Getting metrics from logs and various other sources into Graphite is quite simple. The most interesting metrics do represent critical performance data, and the pro-active-monitoring approach, means a person sitting there and waching the dashboard, isn’t suited to our needs. We use Nagios with Centreon as our monitoring plattform, and we want to alert on some of the metrics collected in Graphite. Also since version 2.4 Centreon supports custom dashboard views and, although this might sound like doublemobble, we wanted to get the metrics graphically integrated into the Centreon interface, as RRD graphs that is.
Looking around I found the check_graphite plugin by obfuscurity, and greatly enhanced it to support multiple metrics in one call, performance data with customizable metric shortnames and retry calls in case there were no datapoints in the given duration. It’s called check_graphite_multi, available from my nagios-scripts perfdata branch on github, and is especially usefull if you’d like to get multiple metrics of the same type into one RRD graph in Centreon or PNP4Nagios or thelike. Our usecase is a graph with JVM heap generation usage and garbage collector statistics. We alert on full old generation and high GC durations.

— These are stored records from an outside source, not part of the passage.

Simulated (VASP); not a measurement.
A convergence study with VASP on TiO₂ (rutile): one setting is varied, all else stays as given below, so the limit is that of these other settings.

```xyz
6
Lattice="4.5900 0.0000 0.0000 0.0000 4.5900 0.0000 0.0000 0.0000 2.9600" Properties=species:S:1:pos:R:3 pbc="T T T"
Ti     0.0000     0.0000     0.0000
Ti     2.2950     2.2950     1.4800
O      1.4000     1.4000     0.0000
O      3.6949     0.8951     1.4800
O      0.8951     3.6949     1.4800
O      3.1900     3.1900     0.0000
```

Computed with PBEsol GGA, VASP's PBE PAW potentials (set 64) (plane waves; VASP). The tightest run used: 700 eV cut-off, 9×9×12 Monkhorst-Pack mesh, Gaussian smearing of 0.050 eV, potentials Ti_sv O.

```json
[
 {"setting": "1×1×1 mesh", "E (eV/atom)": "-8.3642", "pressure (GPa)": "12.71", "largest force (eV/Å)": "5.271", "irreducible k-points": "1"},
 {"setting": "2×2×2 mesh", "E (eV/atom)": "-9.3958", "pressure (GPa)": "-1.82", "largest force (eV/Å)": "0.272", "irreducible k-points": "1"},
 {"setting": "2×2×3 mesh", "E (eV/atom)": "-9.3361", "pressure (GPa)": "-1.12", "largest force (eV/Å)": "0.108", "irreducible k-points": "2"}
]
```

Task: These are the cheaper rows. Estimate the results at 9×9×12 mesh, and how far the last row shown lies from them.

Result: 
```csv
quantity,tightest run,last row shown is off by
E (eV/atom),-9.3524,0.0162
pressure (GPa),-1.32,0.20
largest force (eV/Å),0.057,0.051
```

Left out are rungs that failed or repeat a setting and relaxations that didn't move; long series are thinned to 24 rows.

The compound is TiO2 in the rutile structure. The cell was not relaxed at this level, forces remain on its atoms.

Here are some short usage notes:
–metrics|-m accepts a string of metrics, seperated by a pipe |
–shortname|-s accepts a comma separated list of aliases for the output of status and performance data
If no –shortname is specified for the given metric, it defaults to the full metric name.
–warn|-w also accepts a comma separated list
At least one value is required, if only one value is given for multiple metrics, the given value counts for all
–critical|-c works the same as –warn
When specifying multiple metrics, make sure to keep the order for all parameters, like
-m "metric1|metric2" -s "alias1,alias2" -w "warn1,warn2" -c "crit1,crit2"
If at least one of the metrics returns a CRITICAL state, the plugin exits with CRITICAL return code. Dito for WARNING.
By default, if the metric has no datapoints in the given –duration timeframe, the plugin retries with 10times the given duration. This is mostly cosmetic to prevent holes in RRD graphs, and I might make that configurable in the future. Unfortunately Graphite has no option via the render API to just return the last datapoint, so this is a hack to work around that.